Sharing our Visions
Zoom Hui November 17, 2022

On November 17, 2022, Pathway to Survival held a zoom hui – or “zui” – with the aim of bringing forward ideas about an equitable dignified future in Aotearoa – a future that resolves festering injustices of wealth inequality and colonial heritage.

Our chair, Caz Sheldon, started us off with the question: “Why is it easier to imagine the end of the world than the end of capitalism?” It is shocking how neo-liberal ideology has colonised our imaginations. This hui was about retraining our imaginations for a future in which we all do well.

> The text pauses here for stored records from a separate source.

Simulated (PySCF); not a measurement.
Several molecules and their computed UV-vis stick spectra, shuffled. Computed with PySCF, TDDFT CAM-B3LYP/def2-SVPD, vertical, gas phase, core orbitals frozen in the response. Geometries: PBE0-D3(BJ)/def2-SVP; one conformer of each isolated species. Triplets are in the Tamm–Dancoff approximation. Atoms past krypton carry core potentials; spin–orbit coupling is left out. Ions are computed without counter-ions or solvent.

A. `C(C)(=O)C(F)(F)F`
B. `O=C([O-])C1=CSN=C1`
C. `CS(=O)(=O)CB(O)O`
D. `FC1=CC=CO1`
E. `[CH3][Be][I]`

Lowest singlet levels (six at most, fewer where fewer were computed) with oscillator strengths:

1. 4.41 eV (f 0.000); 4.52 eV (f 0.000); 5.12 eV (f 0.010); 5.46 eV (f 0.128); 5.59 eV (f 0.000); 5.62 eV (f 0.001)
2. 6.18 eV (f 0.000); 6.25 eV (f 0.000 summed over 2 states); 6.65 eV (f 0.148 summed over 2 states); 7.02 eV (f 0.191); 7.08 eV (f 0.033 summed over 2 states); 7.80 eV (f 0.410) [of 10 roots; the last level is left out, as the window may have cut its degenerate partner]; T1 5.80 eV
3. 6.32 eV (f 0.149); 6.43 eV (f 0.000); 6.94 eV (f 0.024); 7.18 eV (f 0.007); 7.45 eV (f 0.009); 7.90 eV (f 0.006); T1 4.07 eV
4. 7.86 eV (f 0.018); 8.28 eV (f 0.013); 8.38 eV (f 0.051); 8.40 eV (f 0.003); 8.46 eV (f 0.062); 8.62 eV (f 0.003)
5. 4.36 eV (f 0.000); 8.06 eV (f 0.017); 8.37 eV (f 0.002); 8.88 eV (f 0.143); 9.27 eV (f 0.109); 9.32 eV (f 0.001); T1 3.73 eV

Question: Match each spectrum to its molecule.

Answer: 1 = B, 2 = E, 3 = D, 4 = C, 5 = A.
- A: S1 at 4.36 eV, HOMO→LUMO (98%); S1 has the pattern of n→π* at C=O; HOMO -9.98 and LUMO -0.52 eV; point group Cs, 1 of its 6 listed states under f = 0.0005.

Four invited speakers presented their ideas, followed by discussions in small groups, and a further discussion with the whole group.

To encourage open discussion, we did not record this hui. Below are some highlights, including comments from the zoom chat.

Following the success of this zoom hui, we anticipate this will be first of many conversations.

Invited Speakers

Paul Bruce

Paul is a member of Pathway to Survival, and Our Climate Declaration.
He is 73, a regional councillor, and a retired meteorologist.

Key Points from Paul

In the past I had despaired our future could be one of droughts and collapse. European colonialism has produced enormous riches, but at the expense of alternative cultures, such as the Incas, which it destroyed. But I have been inspired by indigenous struggling in South American countries, where rights have been given back to people.

Reimagining the world in 2035:

  • Here in Aotearoa, we gave personhood to the Wanganui river. The precedent has spread to other countries.
  • Decisions are made using deliberative democracy.
  • We have shifted to Tradeable Energy Quotas (TEQs), with quotas declining at 10% per year.
  • Emissions are down 70%, and atmospheric CO2 is levelling off at 360 parts per million (ppm).
  • We live in cohousing, incorporating passive warming and solar housing.
  • Plant-based crops replace dairy. We practise permaculture and mixed farming. There is strong regeneration of forests and our fauna.
  • We have brought nature back into the heart of our cities.
  • Cities are safe for cyclists.
  • There are fast comfortable rail services, with sleepers. Carriages are constructed in Dunedin, providing apprenticeships for other trades.
  • Air traffic is now for emergencies only.
  • There is good work-life balance, and social life for the elderly.
  • We walk in our forests.
  • We use time shares.
  • We have networks with trust and solidarity, and a sharing economy.
  • There are checks and policies to protect social power from getting unbalanced again.
  • We don’t depend on the dollar.

Catherine Murupaenga-Ikenn

Catherine is of Ngāti Kurī and Te Rarawa descent, and lives in Whangārei.
Catherine is a member of Pathway to Survival, and has been an analyst, advisor and iwi representative in many national and international spaces. She currently works as an indigenous consultant for the United Nations Department of Economic and Social Affairs.

Key Points from Catherine

The importance of culture, from an indigenous perspective.

  • From an indigenous perspective, culture is fundamental for wellbeing.
  • My Māori people’s traditional belief systems are based on Natural Law – including an understanding that order in the physical world has a metaphysical (or, some may imagine, “spiritual”) foundation (as distinct from religion in a Western sense).
  • We believe we have divine origin, being descendants of Supernatural Ancestors (commonly known as Atua). As our core identity, this shapes our values and conduct, in alignment (as much as possible) with the Atua’s guidance and wisdom.
  • A near-corresponding concept (for anyone who only believes in physical, not spiritual, reality) is to think in evolutionary terms: science tells us that all life in the Universe originates from the Big Bang, and all life on Earth is born from the heart of a star.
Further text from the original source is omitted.